He said the program grew much faster than he first imagined, and they’re still figuring out how to safely share the work online.

“Some of the schools just took off and within a month and a half, some of the schools had episodes ready to publish,” said McLean. “I started off with one consul and one mic per school, and that quickly became demands for extra mics and second consuls, so it took off pretty quick.”

Beaudry said she saw her students really embrace the experience, especially when it came to picking their topics.

“They were able to choose a subject that had to be something that is going on in the world right now,” she said. “So they had to write the podcast about something that touches them, and they all had different subjects.”

Training took about two hours, said Beaudry, and the students were off and running.

“They went through the process of writing a podcast, what should be in there, the interviews, and how to get credible information,” she said. “So they recorded and presented it to the class.”

She said it’s also a great way to give students options on how to share what they’ve learned, and the technology can be used as an alternative to written essays or traditional presentations in class.

“If you don’t like it the first time, you can do it again and again and again,” she said. “If you don’t want to do a presentation because you don’t feel comfortable in front of the class, a lot of times it can help with anxiety and mental health.”

Beaudry also said that learning to use the equipment alongside the students was also a great experience.

“A lot of times the students show us how technology works or a certain system works,” she said. “So I asked the board, can I get training to use this stuff because I have no idea how to use it, and then I changed my mind, and asked if they could come to the class and we could learn it together.”

McLean said that was a common comment from teachers, and many students are going above and beyond when it came to navigating all the sound effects and music that go into podcasts.

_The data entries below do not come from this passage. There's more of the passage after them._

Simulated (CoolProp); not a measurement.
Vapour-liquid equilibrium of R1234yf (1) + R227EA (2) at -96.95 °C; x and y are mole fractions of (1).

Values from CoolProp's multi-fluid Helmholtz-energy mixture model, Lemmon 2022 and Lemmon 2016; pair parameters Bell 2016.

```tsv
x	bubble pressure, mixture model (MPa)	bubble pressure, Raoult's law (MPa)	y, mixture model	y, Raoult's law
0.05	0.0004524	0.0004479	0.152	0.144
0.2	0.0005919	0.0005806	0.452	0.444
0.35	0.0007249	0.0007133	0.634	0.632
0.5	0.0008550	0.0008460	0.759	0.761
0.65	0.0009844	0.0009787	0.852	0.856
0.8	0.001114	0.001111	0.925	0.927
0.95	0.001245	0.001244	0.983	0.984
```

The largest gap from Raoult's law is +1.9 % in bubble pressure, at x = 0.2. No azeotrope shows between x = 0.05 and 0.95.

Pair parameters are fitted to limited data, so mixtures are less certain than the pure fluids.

“It’s relevant, it ties into the stuff they enjoy today,” said McLean. “Why do things how we’ve always done it, let's get something that will actually interest them, let’s ask them what they would like, and let’s see how it goes!”

“If we don’t keep up with what the kids like, and what’s popular and what’s ‘in’ as they say, it’s hard to engage them,” said Beaudry. “So you want to do something different.”

“It’s amazing to see what they can do with it,” she said.